Still the error, for three days now and still no communication about it.
Can you please keep us in touch ?
We can understand if it’s complicated or whatever, but having no updates at all is very frustrating. It’s not the first time something like that happens (no communication at all).
You’re right but this only builds the image and pushes it to the registry.
It does NOT deploy it and the problem remains the same if you try to deploy it with: flyctl deploy --image registry.fly.io/your-app-name:deployment-RANDOMKEY
But thanks for pointing the fact that the image builds correctly, it may help the Fly team to solve this quicker.
Now as @AsymetricalData mentioned, the team’s communication is definitely lacking + there’s nothing on https://status.flyio.net/ as if the problem wasn’t even being taken care of or considered…
This is getting very frustrating, especially when I was making a whole tutorial around it…
I feel you @Archer and I won’t defend them on this one…
First off, we’re really sorry this persisted as long as it did and definitely could have done more to communicate what we were doing behind the scenes to try and both reproduce the issue and fix it.
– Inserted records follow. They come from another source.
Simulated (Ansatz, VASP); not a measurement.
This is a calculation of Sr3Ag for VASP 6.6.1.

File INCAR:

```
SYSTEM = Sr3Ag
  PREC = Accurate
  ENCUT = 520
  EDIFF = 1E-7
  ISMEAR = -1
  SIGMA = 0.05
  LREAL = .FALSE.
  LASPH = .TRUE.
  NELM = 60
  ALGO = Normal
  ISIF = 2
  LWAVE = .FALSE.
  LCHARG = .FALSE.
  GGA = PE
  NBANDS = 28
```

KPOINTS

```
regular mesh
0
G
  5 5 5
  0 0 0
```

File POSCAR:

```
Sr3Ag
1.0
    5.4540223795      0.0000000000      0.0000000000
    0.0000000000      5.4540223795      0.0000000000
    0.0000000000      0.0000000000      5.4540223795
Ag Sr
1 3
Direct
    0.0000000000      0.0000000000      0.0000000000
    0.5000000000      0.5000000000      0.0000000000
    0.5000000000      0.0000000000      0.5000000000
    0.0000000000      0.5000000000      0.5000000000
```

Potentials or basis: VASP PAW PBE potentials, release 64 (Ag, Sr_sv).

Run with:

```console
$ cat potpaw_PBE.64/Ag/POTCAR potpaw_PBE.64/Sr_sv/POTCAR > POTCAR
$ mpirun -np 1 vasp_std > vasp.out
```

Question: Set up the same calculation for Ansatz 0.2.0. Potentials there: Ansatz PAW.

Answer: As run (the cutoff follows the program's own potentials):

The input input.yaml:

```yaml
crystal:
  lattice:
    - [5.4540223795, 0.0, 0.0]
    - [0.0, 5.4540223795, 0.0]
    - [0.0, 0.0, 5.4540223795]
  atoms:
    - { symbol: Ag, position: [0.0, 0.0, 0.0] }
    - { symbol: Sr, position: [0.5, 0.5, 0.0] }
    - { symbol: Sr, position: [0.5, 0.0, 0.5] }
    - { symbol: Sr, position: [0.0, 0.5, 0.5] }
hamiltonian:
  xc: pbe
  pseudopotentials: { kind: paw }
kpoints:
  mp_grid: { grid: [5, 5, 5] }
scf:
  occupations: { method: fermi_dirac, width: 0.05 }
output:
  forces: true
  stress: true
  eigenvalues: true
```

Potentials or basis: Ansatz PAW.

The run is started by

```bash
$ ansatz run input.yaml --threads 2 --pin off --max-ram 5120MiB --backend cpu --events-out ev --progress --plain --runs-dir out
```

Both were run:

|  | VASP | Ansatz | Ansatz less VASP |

This was a weird one to debug. In the past couple of weeks we’ve been testing out operating system updates on our host fleet. You’ve probably had to update major OS release before and know that it can be a slog to go over every possible settings change and ensure things are performing as expected. We were pretty confident last week that we’d ironed out all the remaining bugs so we moved a really tiny subset of traffic over to some newly rebuilt servers. A small enough amount that the error described here wasn’t showing up clearly on our aggregated logs. And the error was infrequent enough on a single host that we weren’t catching it in the host level logs.
Way down deep in a template inside our config management system we have a conditional that looks for the server’s role in our fleet and uses that to make decisions about how to configure anycast IPs on that host. In order to test the new OS build we slightly changed the server role name. (You can probably see where this is going…) The couple of newly provisioned hosts ended up bringing up the anycast IP for the public fly.dev DNS service. You wouldn’t notice this from the server OS because DNS follows a different path than if you’re on a firecracker VM.
But, from within a VM you’ll end up triggering a recursive query for the registry service that is routed to the local server (instead of the global DNS service) which times out. The “server misbehaving” error was misleading and it required some sleuthing to determine exactly what in the path was failing and which timeout was being reached. Ultimately, patching the config management scripts and applying the changes to the server fixed the problem.
The main problem is not that the incident lasted so long, but the lack of communication (as always with Fly)
I think everyone would have appreciated just a message telling us that you were working on it.
Without communication, we didn’t even know if you were aware of the problem, or even if it was being resolved. Very interesting explanation, by the way.